Every year in the run up to xmas I get so stressed and miserable. It’s the whole thing about buying and receiving presents… I’d rather just not do it. I thought if I got it organised early it would be easier, so today I wrote a list of the people I need to buy presents for, but instead of coming up with ideas, I just ended up crying and having a massive panic attack. I hate it, I don’t want to do it any more. It’s the same every year, it’s just a huge source of misery. I hate feeling pressured into having to buy gifts, I don’t want gifts, I’m not religious, xmas means nothing to me but stress.
I enjoy sharing a meal with my family, but the rest of it is just a nightmare. I really want to just tell all my family and friends that I don’t want to buy or receive gifts any more. But how do I cancel xmas without seeming like a b*tch?
That was the plan lol… But I can’t do it any more. I just hate being pressured into celebrating xmas when it means nothing to me. I don’t want to give or receive cards and presents. It just feels wrong in every way.

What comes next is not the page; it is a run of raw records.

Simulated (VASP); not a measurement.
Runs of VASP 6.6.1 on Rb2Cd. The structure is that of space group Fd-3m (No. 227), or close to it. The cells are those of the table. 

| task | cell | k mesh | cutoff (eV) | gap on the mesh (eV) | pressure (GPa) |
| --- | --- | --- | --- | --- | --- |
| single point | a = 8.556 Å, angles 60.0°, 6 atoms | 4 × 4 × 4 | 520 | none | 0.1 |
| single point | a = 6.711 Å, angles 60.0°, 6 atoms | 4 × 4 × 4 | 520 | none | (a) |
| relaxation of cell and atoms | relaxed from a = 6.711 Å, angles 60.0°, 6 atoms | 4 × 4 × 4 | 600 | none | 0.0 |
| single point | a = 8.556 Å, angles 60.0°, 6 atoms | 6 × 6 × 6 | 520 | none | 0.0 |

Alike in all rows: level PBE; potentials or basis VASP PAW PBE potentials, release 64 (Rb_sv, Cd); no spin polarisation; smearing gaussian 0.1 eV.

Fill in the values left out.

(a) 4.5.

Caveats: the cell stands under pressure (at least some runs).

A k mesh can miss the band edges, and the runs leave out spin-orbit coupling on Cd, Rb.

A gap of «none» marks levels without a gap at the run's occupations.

That’s a very good idea, I’d be happy to do that, I’ve only got 2 nephews and I don’t mind getting them a gift. My family are wonderful, I’m just not sure how to explain I don’t want to do it any more.
I like to get little gifts for people are random times during the year, to cheer them up or just for no reason at all but to surprise them when they don’t expect it. It’s the obligation of xmas I resent. And the financial pressure. And the fakeness of it all. Bah humbug!
Yeah i get really stressed out by Christmas, too. This entire holiday season makes me anxious with having to get together with all the family. It’s something i’d really rather not deal with. I wish i could just hide in my room and not go to the get togethers but sadly i would feel like i was being rude if i did that. So i will end up going and hoping it ends quickly.